There are a lot of knobs we can turn when trying to optimize plotting performance. So far, only a few have been tested in head-to-head benchmarks, and that information is scattered all over the place. I figured we should have a list of possible plotting performance tweaks we have benchmarked or should benchmark.
This list focuses on software/configuration matters since those are things you can adjust without buying anything.
- Buffer size
- @codinghorror finds no clear difference between 4GB and 8GB
- Buckets are sorted with quicksort when not enough memory is available for uniform sort. Somewhere above the default - I used 4608 MB - uniform sort is always used. What the performance implications are, what the exact threshold is and whether adding memory past it has any effect is unclear to me.
- @markgibbons25 - Per the ChiaFarmer blog I use a buffer size of 3408 and 4 threads and it always uses uniform sort.
- Thread count
- @codinghorror finds huge improvement with 4 threads over 2
- @Blueoxx finds huge improvement with 4 over 2, minor improvement with 6 over 4, slowdown with 8 over 6, attributing the latter to his CPU’s core structure (5900X).
- Whether going beyond 4 helps is unclear. Worth comparing on systems with a lot of excess hardware threads at their maximum sensible number of parallel plots. Note this is currently only relevant for phase 1, so all parallel plots in other phases only count for one thread.
- Sort buckets
- Fewer buckets need more RAM (2x for half, I believe). Usual recommendation is to keep it at 128 but 64 seems worth trying for people who happen to have a lot of excess RAM anyway. Definitely do not sacrifice parallel plot count for fewer buckets.
- Windows vs. Linux vs. macOS
- Equal environment (NTFS, no software RAID) to test the plotting code, practical environments for practical purposes
- Linux filesystems
- Impact of disabling journaling in Ext4 (no performance guide recommends this, but that’s because it’s too risky for any use case except ours)
- Ext4 vs XFS vs Btrfs
- RAID0 vs. separate filesystems
- RAID stripe width / filesystem block size
- Continuous TRIM vs. frequent periodic TRIM
- The usual Linux distribution default - TRIM once a week - is obviously bad for plotting but these two strategies both sound sensible.
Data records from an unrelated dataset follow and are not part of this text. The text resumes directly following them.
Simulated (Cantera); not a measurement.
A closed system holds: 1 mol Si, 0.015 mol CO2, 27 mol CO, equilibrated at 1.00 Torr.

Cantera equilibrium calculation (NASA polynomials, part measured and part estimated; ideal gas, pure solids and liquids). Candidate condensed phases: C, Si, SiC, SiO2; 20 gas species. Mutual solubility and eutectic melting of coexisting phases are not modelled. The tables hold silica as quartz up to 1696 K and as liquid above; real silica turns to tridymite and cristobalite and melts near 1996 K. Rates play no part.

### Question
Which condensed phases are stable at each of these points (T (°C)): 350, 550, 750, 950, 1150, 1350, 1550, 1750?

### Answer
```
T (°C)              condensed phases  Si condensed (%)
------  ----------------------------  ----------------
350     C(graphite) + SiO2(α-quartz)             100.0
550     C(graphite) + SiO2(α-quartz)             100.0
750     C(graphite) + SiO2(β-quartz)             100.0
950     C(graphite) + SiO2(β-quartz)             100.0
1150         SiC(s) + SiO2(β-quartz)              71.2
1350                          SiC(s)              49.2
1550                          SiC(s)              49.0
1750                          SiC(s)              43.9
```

- May vary by filesystem, disk and firmware version.
- poll_queues NVMe driver parameter on Linux
- Intel recommends tweaking this in an Optane performance guide. I’ve heard the suggestion to set it to the number of CPU cores. I believe this feature is off by default.
- Impact of CPU side channel mitigations
- Defaults vs.
mitigations=offkernel parameter on Linux. Results only valid for one CPU microarchitecture.
- Defaults vs.
- Core pinning with parallel plots
- No pinning vs. allow one hyperthread of each core vs. allow one hyperthread of a subset of cores (on many-core systems)
- Note you should definitely pin each process to one CPU on multi-CPU systems and make sure each process only uses memory from one NUMA node on NUMA systems (multi-CPU and Threadripper)
Most of these most likely have little, if any, effect in practice. But you never know.
Unfortunately this will have to be an Ideas Guy post as I did my POTLing on rented hardware I’ve already returned and own no useful hardware myself. But hey, someone had to write it…
I’d like this to be a community resource so I’m happy to update this post with any additions or corrections you guys have and I would not mind moderators making content edits either.